Why it is time for restructuring for Indian metal firms2 min read . Updated: 01 Oct 2015, 08:16 AM IST
China's weak economy, falling metal prices, weak demand and ample supply, and high debt are major threats
Some of India’s major reforms in the 1990s were pushed through during difficult times for the economy. The metals sector is in a difficult position. China’s weak economy, falling metal prices, weak demand and ample supply, and high debt are major threats.
Investors have been dumping metal shares worldwide, with Glencore Plc getting special attention this week. On Monday, its share fell by 30% on fears of the likely impact of low metal prices. The stock has recovered since. The time is ripe for a change.
Alcoa Inc., the world’s third-largest aluminium producer, has decided to split into two. One will focus on making aluminium while the other will sell value-added products. A Reuters report mentions that nine out of Alcoa’s 15 smelters are unprofitable.
However, for the value-added business, the metal price is mostly a pass-through with some price lag present. What really matters for it is the processing margin.
A demerger also lets shareholders decide which part they want to hold and the split is expected to see shareholders benefit. All this is on paper and may take a long time to show up.
Indian metal companies are in a similarly difficult position. They are fully exposed to the global commodity cycle. Falling prices have upset profitability while interest costs are increasing as new projects are being completed. They have asked for import barriers, but that is a short-term solution, even if it is effective. In the June quarter, sales rose by 10.5%, but interest costs rose by 15.5%. The current quarter may see it become worse.

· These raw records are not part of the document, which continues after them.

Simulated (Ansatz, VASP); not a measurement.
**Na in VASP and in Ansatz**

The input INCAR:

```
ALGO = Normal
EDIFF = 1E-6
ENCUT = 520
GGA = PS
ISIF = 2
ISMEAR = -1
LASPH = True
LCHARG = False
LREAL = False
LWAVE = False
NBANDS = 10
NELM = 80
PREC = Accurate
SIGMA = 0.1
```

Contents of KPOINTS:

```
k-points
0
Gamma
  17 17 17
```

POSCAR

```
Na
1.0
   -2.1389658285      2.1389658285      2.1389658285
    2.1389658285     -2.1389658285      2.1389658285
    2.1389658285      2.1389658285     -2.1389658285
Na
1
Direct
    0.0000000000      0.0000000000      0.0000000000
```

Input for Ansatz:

A demerger is not an option for all. Also, this is a cyclical phenomenon. When commodity prices are high, basic products make handsome profits. Those with captive mines benefit more. But in a downcycle, these operations become a millstone. Then, the merchant miners appear less vulnerable. Of course, the current downturn is singeing everyone.
The time does seem right for the metals industry to restructure, as its problems don’t look short-term in nature. If not outright demergers, it could be disposing non-core investments, selling some parts of the business or even shutting loss-making units. However, there does not seem much urgency visible on the ground.
Maybe they are hoping for a miraculous recovery. Or possibly, the large debts on their books, mostly borrowed from Indian banks and institutions, gives them bargaining power. Restructuring loans is easier than operations, but it would be unfortunate. A government-led bailout would be a bad thing in the longer term.
Anyway, equity investors are not waiting around to find out how this ends. The S&P BSE Metal index is down by 42.6% in the past one year.
The writer does not own shares in the above-mentioned companies.